Published19th July 2019

1. Holywells Park – A gem in the heart of Ipswich which is fantastic for a wide range of wildlife. A favourite with photographers, this park offers spectacular views of kingfishers, little egrets and mandarin ducks. In summer this park is a hive of activity for insects such as dragonflies, butterflies and moths. If you’re really lucky you may even see the rare golden hoverfly on the ivy in the walled garden.

2. Christchurch Park – fantastic for birds including both resident and migratory birds from robins and mandarin ducks, to goosanders and little grebes. The Round Pond is also alive with damselflies and dragonflies in summer and the wildflower areas are brimming with butterflies and the not so common snake’s head fritillary flower, which grows in a natural spring fed flush.

3. Bixley Heath – a lovely site with a mix of habitats including woodland, heathland, ponds and both reed bed and sedge bed. Great for birds, fungi, mammals, reptiles and insects, this small site off Bucklesham Road is a haven for all wildlife and a favourite with wildlife photographers.

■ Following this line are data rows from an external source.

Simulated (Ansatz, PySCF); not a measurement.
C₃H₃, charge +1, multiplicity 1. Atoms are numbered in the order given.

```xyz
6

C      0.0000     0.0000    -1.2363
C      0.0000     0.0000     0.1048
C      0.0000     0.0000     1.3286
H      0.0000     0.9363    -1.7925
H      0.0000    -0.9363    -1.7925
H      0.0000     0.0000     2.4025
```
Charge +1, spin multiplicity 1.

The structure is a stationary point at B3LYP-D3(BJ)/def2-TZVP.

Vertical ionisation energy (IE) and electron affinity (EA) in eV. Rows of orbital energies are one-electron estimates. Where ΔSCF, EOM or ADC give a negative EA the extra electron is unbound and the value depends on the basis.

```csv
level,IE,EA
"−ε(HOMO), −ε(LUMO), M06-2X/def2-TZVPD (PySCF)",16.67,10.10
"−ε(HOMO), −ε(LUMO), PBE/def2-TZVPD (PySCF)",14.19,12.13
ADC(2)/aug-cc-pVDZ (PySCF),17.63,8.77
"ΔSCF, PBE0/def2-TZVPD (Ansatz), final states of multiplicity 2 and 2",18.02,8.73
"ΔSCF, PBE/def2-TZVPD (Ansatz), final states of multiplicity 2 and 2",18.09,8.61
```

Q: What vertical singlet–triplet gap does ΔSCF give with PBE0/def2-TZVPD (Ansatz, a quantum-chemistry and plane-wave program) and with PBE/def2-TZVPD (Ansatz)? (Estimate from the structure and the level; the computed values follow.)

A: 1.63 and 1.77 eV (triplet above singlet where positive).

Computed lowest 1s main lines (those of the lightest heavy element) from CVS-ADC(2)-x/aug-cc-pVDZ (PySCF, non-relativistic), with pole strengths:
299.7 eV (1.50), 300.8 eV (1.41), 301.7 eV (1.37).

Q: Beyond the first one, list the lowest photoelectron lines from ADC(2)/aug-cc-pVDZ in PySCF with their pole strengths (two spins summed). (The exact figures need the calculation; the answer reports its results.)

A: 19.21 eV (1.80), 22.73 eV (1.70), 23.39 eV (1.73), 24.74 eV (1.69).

4. Piper’s Vale – Part of Orwell Country Park, Piper’s Vale, known locally as “The Lairs” is a 15 hectare area of heathland, woodland, reed bed, acid grassland and wildflower meadows. This site meets the Orwell estuary and offers fantastic views of the Orwell Bridge. You have access to the rest of Orwell Country Park from this site and can walk for hours.

5. Bridge Wood – An area of large mixed woodland, Bridge Wood offers a haven for birds and mammals with the added bonus of running alongside the Orwell estuary and a lovely walk. This area has scenic natural views and connects to Piper’s Vale and the other parts of Orwell Country Park, making this a great place to walk among the trees and watch wildlife.

6. Braziers Meadow and woods – Braziers Meadow – part of the old Ipswich airfield, this site holds the last breeding population of skylarks within the boundary of Ipswich. The meadow is also great for deer, small mammals, reptiles and birds. Bordering the meadow is Braziers Wood, which is awash with bluebells in spring and is a lovely wood with a stream and wet woodland and a large variety of wildlife that comes with these habitats.

7. Landseer Park – Once an old landfill site, this re-established green space consists of rolling hills of long grass and meadows, with ponds, a woodland walk and a fantastic range of wildlife. The grassland nature of this site makes it fantastic for insects and butterflies including the Marbled White Butterfly, found in only a handful of sites in Ipswich. This park also offers a number of orchids which bloom in the spring and summer months.

8. Bourne Park –On the boundary of Ipswich, Bourne Park contains a lovely wildlife area with a large reedbed and riverside walk. This area offers the possibility of seeing kingfishers, water voles and even otters as well as other mammals and a variety of small birds along your walk.

9. The Dales – The Dales offers a charming woodland walk, wildflower meadows and a number of small ponds, great for looking for breeding amphibians in spring. If you are walking around in early morning or at dusk you might be lucky enough to see the resident foxes or bats.

10. Chantry Park – As one of Ipswich’s largest parks, Chantry Park offers a great chance to go for a walk around a large green open space. Alongside the main grassland areas, Chantry has a county wildlife site with long grass and wildflower areas with a large population of reptiles and you might even see fox and deer. Chantry Park also offers an orchard, woodland and large ponds meaning it supports a large variety of wildlife.